Hacker News new | past | comments | ask | show | jobs | submit login
Show HN: Doculite – Use SQLite as a Document Database (npmjs.com)
160 points by thenorthbay on Aug 7, 2023 | hide | past | favorite | 56 comments
Hi!

As I was working on a side project, I noticed I wanted to use SQLite like a Document Database on the server. So I built Doculite. DocuLite lets you use SQLite like Firebase Firestore. It's written in Typescript and an adapter on top of sqlite3 and sqlite.

Reasons:

1) Using an SQL Database meant having less flexibility and iterating slower.

2) Alternative, proven Document Databases only offered client/server support.

3) No network. Having SQLite server-side next to the application is extremely fast.

4) Replicating Firestore's API makes it easy to use.

5) Listeners and real-time updates enhance UX greatly.

6) SQLite is a proven, stable, and well-liked standard. And, apparently one of the most deployed software modules right now. (src: https://www.sqlite.org/mostdeployed.html)

What do you think? Feel free to comment with questions, remarks, and thoughts.

Happy to hear them.

Thanks




I'm the core maintainer of the npm sqlite package that your library uses. I recommend that you don't make it a direct dependency, but use dependency injection or an adapter pattern that way your library isn't dependent on a specific package version of sqlite/sqlite3 (the npm sqlite package API is pretty static at this point though!).

The npm sqlite package used to have sqlite3 as a direct dependency in older major versions and most of the support issues were against sqlite3 instead of sqlite. Taking that dependency out and having the user inject it into sqlite instead removed 99% of the support issues. It's also really nice that sqlite has no dependencies at all.

If you go the adapter pattern route, you can support other sqlite libraries like better-sqlite3. Sometimes sqlite/sqlite3 doesn't fit a user's use-case and alternative libraries do.

Same deal with the pub/sub mechanism. You have the Typescript types defined to create abstractions. Would be nice to see adapters for Redis streams / kafka / etc, as in-memory pub/sub may not cut it after a certain point.

Great start on your library!


Hey! Thanks for the feedback. I'd just be worried people might not be using the correct libraries since I think they still provide different functionality.

So exporting one Database that allows people to pick which driver they want to use might be a simple and user-friendly solution (incl. better-sqlite3) which people have asked for.


Interesting project! I have lately been trying out these cool and perhaps in some way similar sqlite libraries:

- https://github.com/haxtra/kvstore-sqlite (Basic key-value store for SQLite databases.)

- https://github.com/haxtra/super-sqlite3 (Fast SQLite library with optional full db encryption, simple query builder, and a host of utility features, all in one neat package.)

- https://github.com/haxtra/live-object (Standard javascript object with built-in JSON serialization to file. Dreams do come true sometimes.)
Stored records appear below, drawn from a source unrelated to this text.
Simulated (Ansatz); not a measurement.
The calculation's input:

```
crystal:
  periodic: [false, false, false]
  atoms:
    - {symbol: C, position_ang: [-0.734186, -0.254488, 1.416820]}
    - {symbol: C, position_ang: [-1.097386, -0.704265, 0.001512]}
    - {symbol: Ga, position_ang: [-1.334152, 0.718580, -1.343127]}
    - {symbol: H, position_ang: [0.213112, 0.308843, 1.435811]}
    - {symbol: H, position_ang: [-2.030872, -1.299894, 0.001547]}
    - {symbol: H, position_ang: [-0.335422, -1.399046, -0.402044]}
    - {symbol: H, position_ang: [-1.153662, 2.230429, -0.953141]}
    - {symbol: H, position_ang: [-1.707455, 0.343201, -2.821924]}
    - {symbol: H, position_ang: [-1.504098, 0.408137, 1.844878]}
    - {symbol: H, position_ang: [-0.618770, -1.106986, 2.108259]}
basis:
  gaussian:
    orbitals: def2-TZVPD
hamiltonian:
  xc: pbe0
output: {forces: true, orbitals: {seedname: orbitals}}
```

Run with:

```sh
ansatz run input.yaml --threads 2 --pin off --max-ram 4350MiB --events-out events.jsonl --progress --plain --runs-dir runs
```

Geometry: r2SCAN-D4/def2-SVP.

All from github user: https://github.com/haxtra

I think the super-sqlite3 source might also be an inspiration for the 'driver' topic: "super-sqlite3 is a thin wrapper around better-sqlite3-multiple-ciphers, which extends better-sqlite3 (the fastest SQLite library for node.js) with full database encryption using SQLite3MultipleCiphers. super-sqlite3 then adds its own query builder and other convenience features."

And do check out this user's XRay (JavaScript object browser component) library for your preferred component framework.

In my bookmarks I also found these other related and interesting links: - https://dgl.cx/2020/06/sqlite-json-support (An article about SQLite as a document database, using the relatively new 'genrated columns' feature of sqlite 3.31.0, which you seem to be using)

- https://www.npmjs.com/package/best.db (easy and quick storage)

- https://tinybase.org (This project seems to be an even more similar idea to Doculite) https://github.com/tinyplex/tinybase (The reactive data store for local-first apps.)

Good luck with your project!


> I recommend that you don't make it a direct dependency, but use dependency injection or an adapter pattern that way your library isn't dependent on a specific package version of sqlite/sqlite3

Do you have examples of what you mean?

Do you just mean in the code or is this something about how it is imported as a dependency in package.json?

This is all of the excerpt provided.